Review: Plantronics Voyager Legend CS Bluetooth Headset System and Logitech Mobile Speakerphone P710e

Two new tools that improve your in-office or on-the-road phone calls

Here are two new devices that can help improve audio quality for voice calls, whether you’re in the office or out on the road.

The scoop: Voyager Legend CS Bluetooth Headset System, by Plantronics, about $300.

What is it? This system combines Plantronics’ latest professional Bluetooth headset – the Voyager Legend – with a desktop phone base station (you can also attach the HL-10 optional handset lifter unit for about $80). The headset connects via Bluetooth to both the base station (which connects to the phone via regular phone cable) and your mobile phone. This lets users chat on their desktop/office phone and their mobile phone while using the same headset.

[ALSO: 20 of the hottest tech toys for the holidays]

Why it’s cool: For office workers who spend a lot of time using their phones, they likely have different headsets – one connected to their office phone, and a separate hands-free phone for the mobile phone. This eliminates at least one of their headsets (likely the office phone headset). This unit also adds to Plantronics’ portfolio of other office/mobile headset systems – the company makes a Voyager Legend UC base that lets you connect to mobile phones and VoIP phones / PC phones (for Skype calls, etc.), and the grand-daddy of them all, the Savi 700 system, which connects all three phone usages (VoIP, mobile and desktop).

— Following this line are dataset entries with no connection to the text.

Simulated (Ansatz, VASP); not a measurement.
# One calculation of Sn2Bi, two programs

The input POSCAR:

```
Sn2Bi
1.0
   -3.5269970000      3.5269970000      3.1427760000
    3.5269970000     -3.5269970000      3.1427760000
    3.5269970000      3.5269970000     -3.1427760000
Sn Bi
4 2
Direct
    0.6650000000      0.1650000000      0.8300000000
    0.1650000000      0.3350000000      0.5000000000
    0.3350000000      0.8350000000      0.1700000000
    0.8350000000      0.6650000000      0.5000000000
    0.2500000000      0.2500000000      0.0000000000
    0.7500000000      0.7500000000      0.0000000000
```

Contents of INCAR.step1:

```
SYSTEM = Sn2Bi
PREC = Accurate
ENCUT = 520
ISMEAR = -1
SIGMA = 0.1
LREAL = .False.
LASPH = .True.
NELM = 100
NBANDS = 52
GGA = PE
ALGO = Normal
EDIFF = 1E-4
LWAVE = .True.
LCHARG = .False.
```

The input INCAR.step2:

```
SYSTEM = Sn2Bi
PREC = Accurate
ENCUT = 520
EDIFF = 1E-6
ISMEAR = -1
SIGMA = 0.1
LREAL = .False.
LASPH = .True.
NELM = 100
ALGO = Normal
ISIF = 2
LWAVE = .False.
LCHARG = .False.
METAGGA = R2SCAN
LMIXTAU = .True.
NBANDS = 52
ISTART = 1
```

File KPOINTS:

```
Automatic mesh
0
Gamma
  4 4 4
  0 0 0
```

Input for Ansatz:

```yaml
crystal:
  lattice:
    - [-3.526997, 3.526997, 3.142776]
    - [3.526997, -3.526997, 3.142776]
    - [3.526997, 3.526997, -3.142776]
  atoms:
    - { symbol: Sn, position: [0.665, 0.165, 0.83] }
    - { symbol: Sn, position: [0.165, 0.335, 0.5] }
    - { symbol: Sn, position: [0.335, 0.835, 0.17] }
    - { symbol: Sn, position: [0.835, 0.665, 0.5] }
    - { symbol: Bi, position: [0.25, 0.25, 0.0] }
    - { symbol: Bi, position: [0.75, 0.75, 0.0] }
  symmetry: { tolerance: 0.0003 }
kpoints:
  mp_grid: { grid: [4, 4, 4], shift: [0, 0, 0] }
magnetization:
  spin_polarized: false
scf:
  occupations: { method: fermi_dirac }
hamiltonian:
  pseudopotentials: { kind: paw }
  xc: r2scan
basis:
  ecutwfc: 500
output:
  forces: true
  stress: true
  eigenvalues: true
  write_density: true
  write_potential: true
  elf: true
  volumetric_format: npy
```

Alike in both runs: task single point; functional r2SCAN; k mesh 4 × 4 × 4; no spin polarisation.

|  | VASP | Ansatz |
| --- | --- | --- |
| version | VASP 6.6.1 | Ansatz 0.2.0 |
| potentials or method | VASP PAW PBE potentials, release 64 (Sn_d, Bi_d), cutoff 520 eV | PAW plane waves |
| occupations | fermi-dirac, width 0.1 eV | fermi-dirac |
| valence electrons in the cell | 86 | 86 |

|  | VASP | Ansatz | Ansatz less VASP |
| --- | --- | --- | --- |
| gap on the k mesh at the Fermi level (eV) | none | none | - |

This system comes with a Voyager Legend Bluetooth headset as part of the package, and is basically the same one you can buy separately if you just want to use it for mobile phone calls. Sensors on the headset can detect when you have it on your ear, so if a call comes in and you place it on the phone, it will automatically answer the call. For incoming desktop phone calls, the call button on the back of the headset triggers the handset lifter (an optional add-on).

Voice controls on the headset let you say things like “Check Battery” to tell you whether you need to recharge the unit (the base station also can recharge your headset), or automatically pair the Bluetooth to your mobile device (it’s already paired to the base station). An additional phone can also be paired with the headset for those users who have two cell phones.

The headset also can provide audio streaming via your smartphone, so if you use it for listening to music, you can hear it via your headset instead of connecting to your car’s stereo system (although you’d only hear it in one ear). This can also be useful if you use GPS applications on your smartphone, having the audio directions go into your headset can be less distracting than relying on the speaker of the smartphone – I guess it depends on how you prefer receiving your directions.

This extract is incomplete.